When people involved in a business negotiation share a plate, such as in “family-style” dining, they collaborate better and reach deals faster, new Booth research suggests.
Ayelet Fishbach, a professor at the Booth School, and Kaitlin Woolley, who is currently a professor at Cornell University but was a Ph.D. student at Booth at the time of the research, recently published a paper showing that cooperative dining improves business cooperation.
This form of dining requires people to coordinate their actions and be considerate towards others while getting their food; the same kind of cooperation extends to business deals, as people become less competitive when sharing food than when they eat individual dishes.
Fishbach and Woolley invited participants, all of whom were strangers to each other, to take part in the study. They were paired off and half the pairs received one bowl of salsa and one bowl of chips to share while the people in the other pairs each had their own bowls.
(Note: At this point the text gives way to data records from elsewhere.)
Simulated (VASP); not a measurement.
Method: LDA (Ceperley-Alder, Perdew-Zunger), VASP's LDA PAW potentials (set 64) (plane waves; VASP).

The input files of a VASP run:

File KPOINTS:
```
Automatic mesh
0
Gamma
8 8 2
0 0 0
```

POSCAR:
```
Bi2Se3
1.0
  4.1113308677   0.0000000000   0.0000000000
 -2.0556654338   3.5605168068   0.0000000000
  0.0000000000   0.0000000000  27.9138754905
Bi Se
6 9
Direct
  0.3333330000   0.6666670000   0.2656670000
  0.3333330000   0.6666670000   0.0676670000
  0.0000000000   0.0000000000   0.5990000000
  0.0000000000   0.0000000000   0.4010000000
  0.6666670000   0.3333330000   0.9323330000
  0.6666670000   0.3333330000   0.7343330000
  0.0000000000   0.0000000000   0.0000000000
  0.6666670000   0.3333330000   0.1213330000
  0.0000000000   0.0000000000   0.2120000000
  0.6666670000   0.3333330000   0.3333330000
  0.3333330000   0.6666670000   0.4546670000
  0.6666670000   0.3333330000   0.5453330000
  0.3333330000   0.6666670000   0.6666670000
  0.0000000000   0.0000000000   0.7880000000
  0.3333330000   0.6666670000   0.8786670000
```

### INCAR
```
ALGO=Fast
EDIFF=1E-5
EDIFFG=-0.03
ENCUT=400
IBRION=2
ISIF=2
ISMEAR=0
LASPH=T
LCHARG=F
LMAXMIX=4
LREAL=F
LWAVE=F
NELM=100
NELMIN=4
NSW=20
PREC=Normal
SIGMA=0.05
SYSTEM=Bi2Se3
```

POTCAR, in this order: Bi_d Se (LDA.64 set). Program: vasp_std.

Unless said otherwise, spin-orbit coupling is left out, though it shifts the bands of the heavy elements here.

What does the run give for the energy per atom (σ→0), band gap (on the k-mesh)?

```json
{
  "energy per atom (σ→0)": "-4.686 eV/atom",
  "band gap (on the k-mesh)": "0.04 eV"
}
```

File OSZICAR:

One person in each pair was assigned to play management while the other was told to act like a union representative. Their goal was to arrive at a new wage for the union workers within 22 rounds of negotiation with each round representing one day of negotiations. A costly union strike was scheduled to start after the second round.
The experiment found that on average, pairs who shared bowls reached a deal within nine rounds of negotiating while the pairs with their own food took an average of four rounds longer. The pairs that did not share would have cost their firms an extra $1.5 million in losses.
Fishbach and Woolley also found that sharing food is most beneficial to people in ongoing relationships rather than those involved in one-time transactions.
Additionally, the researchers found, there is also such thing as too much or too little food. If a meal is too small to feed every party satisfactorily, then people will feel more competitive and less cooperative. On the other hand, if a meal is large, such as a buffet, the need to consider others’ hunger goes away because there is more than enough for everyone.
“You need to make sure that the kind of meal you share requires you to see how much people want to eat and watch how others respond to your movements,” Fishbach told CNBC. “If you don’t need to look at their plates, you won’t need to cooperate.”